Most of us would agree that consistently showing up for our lives is no easy task, but it is a rewarding one. This is likely why the practice of mindfulness is becoming more and more mainstream.
As I reflected on my personal experience of feeling mindful versus embodied, I began to see Fields’ point. In my most “aware” and “mindful” moments I sometimes felt a sense of disconnect. While I seemed to be completely present with whomever I was with or wherever I was, my experience sometimes felt incomplete. Contrasting this with my experience of feeling “embodied,” I realized that when I felt embodied life felt like it was happening in 3D.
Everything felt alive, moved in slow-motion, and was incredibly fascinating.
Until running across that line in Fields’ book, I hadn’t considered there might be a problem with my mindfulness, and I hadn’t considered embodiment to be a separate process. The more I contemplated it, the more I questioned whether they were really separate processes. Couldn’t one lead to the other?
While musing over this concept I was presented with an opportunity to interview Julian Walker on his book Awakened Heart, Embodied Mind. With a title like that I figured he knew a thing or two about being mindful and being embodied. I questioned him on whether he felt “mindfulness” and “embodiment” could coexist and/or contribute to each other.
He responded in part, “If our mindfulness does not include embodiment, then we feel like a floating head! Ungrounded, disempowered, out of touch. If our embodiment does not include mindfulness we can be reactive, impulsive or negatively self-indulgent.”

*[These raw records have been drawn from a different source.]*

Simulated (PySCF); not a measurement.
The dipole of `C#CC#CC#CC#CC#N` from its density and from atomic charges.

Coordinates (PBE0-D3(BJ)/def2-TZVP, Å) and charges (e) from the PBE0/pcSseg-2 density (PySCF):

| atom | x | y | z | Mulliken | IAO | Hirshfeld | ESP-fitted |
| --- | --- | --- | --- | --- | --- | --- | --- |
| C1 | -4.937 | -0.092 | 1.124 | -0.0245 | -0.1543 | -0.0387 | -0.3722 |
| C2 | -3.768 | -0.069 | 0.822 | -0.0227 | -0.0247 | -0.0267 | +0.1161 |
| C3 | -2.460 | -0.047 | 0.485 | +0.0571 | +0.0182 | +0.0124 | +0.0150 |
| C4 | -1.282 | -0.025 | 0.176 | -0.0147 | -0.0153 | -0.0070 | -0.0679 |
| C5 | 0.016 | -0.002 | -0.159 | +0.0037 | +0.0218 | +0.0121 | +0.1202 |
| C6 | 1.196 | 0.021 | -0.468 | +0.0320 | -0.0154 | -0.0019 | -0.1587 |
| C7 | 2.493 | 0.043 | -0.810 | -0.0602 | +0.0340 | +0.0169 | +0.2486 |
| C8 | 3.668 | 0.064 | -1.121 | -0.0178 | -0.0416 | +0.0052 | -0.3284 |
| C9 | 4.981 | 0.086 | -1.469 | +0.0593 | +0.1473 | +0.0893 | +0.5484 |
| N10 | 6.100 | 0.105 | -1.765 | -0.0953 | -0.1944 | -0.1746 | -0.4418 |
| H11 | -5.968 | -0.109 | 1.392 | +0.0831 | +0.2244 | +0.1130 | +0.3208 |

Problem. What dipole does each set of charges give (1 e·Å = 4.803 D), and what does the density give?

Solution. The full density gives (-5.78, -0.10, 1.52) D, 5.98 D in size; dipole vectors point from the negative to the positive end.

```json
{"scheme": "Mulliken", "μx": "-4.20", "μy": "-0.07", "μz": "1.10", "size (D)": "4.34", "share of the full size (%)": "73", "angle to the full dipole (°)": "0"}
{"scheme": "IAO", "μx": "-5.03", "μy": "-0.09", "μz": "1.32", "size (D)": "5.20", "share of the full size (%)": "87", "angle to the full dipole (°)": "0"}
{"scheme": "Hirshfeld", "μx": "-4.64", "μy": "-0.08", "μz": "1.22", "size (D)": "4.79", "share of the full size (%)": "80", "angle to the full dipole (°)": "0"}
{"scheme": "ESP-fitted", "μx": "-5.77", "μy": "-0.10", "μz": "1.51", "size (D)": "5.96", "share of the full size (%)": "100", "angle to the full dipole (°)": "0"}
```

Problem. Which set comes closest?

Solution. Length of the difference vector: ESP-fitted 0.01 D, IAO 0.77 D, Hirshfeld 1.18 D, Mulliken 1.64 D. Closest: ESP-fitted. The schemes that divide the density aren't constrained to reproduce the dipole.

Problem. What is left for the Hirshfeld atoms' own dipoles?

His comments seemed to echo what Fields describes when she says, “I can do my entire yoga practice mindfully, and not at all feel connected to myself as an integrated bodymind.”
They are both expressing the need for integration, for unison, for a yoking of the body and the mind. One without the other leaves us feeling half-present, missing something, and not entirely alive.
Sitting with this concept for some time, I started to realize the question was more important than the answer. Being willing to ask and explore the question; “What is the state of my body-mind union?” This requires us to step back from what we think we know and step onto the unsteady, shifty ground of what is.
Plenty of people will tell you what it is or isn’t, but only you know when you’ve struck that balance and when your whole being is in sync.
Before reading Fields’ book where she dared to present mindfulness in a not-so-flattering light, I wasn’t asking myself this question. I was walking around trying to be mindful and wondering why it sometimes helped me feel present and sometimes made me feel less present. Asking the question forced me out of my comfort zone and into an undefined space of uncertainty and discovery.
From this unsure realm I could test my experiences with an attitude of exploration instead of looking for facts to defend my position. As I explored, I discovered that I jumped on the mindfulness bandwagon because it was a doorway from pain to presence.
As I entered the home of my body mindfully, I began to get to know this fascinating house called, Me. This process of stepping inside my own skin, of becoming embodied, required allowing my mind to coexist with my body instead of rejecting one or the other.
When I allow for an integrated mindbody experience something incredible happens. I feel at home, I feel awake, and I feel alive. In these moments “the hardest work in the world” doesn’t feel so hard at all. It feels delicious, grounded, and free, with nowhere to be but here.
Mo is a writer who believes in peace over happiness and love over fear. She likes to set her sights high and then take small steps to get there. You’ll find her walking the dirt path behind her house with her little fluffy dog, practicing walking her talk by keeping her head high and her heart open. She writes for Intentblog.com and is currently experiencing the magic of teaching yoga. Read more of her wild ideas at mindfulmo.com.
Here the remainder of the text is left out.